Flange Bolt Tightening Procedure | Bolt Tightening Steps

The correct placement of the gasket and proper tightening of bolts in a flanged joint will ensure a leak-free joint. Proper bolt tightening will ensure uniform load distribution in all bolts without damaging the gaskets. The following procedure describes how to tighten flange bolts.

Flange Bolt Tightening Procedure

Before actual tightening starts, the flange, gasket, and bolts/nuts need to be observed as below:

Flange checking points before flange bolt up

Leakage through a flanged joint is prevented as gasket material flows inside the flange surface imperfections and seals them. But there are limitations that a gasket can successfully seal. Hence, Flange surfaces must be checked thoroughly to ensure the absence of large nicks, dents, or gouges. So the flange surface finish must be as per the manufacturer’s recommendation for particular gasket materials. Recommended values of flange surface roughness are as follows:

  • Solid Metal Gaskets: 63-80 rms
  • Spiral Wound Gaskets: 125-250 rms
  • Jacketed or Metal Clad Gaskets: 63-80 rms

Here, RMS stands for root mean square. Roughness is normally specified in millionths of an inch as the average of the peaks and valleys measured from a midline of the flange surface.

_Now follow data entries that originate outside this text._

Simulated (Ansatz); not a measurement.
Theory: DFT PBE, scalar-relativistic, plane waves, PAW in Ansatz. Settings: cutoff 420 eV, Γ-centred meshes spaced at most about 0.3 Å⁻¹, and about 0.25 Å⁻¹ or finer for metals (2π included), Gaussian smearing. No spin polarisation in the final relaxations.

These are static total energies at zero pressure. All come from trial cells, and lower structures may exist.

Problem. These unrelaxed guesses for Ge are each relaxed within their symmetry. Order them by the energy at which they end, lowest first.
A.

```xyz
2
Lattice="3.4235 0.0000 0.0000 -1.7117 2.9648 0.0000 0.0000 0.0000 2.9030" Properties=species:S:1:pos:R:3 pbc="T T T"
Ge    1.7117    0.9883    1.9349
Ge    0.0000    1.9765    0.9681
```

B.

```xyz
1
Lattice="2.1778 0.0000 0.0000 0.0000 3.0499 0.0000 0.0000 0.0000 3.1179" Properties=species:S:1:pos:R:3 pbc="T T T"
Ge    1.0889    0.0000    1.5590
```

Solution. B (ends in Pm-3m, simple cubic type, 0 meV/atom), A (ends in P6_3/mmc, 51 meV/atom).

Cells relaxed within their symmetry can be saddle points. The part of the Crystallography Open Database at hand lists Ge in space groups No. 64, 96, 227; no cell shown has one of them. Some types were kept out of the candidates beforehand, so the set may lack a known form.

A flange is recommended to be machined using a 1/16″ radius, round-nosed tool to have 30-55 serrations per inch in a concentric or spiral pattern.

Bolted Flanged Joints at operating plant
Fig. 1: Bolted Flanged Joints at the operating plant

Check the following points prior to flange bolting.

  • Before inserting the gasket in between the pipe flanges, check the flanges are parallel and co-axial (When none of the bolts is installed in the flange).
  • As per ANSI B31.3 clause no. 335-C, permitted tolerances are as follows: Flange faces shall be aligned to the design plane within 1 mm in 200 mm(1/16 in. /ft) measured across any diameter; flange bolts holes shall be aligned within 3 mm (1/8 inch) maximum offset.
  • If pipe flanges are not meeting the ANSI B31.3 requirement, the piping shall be rectified.
  • All gasket seating areas shall be cleaned properly before gasket insertion. If serration is damaged, re-serration must be done.

Checkpoints for Gasket prior to tightening flange bolts

  • Ensure the gasket of the correct dimension and of specified material is used.
  • The gasket shall be located correctly to ensure full sealing as indicated in the drawing. For example – a gasket on the tube sheet of an exchanger needs to be located so that the outer periphery of the gasket matches the OD of the tube sheet at all points.
  • Examine the gasket in advance and ensure that it is free from defects.

Bolts for Pipe Flanges

Bolts create compressive pressure on the flanges and gasket so that leakage is prevented. So, while selecting, the temperature variations in service must be considered. Recommended values of flange bolting temperature are as under.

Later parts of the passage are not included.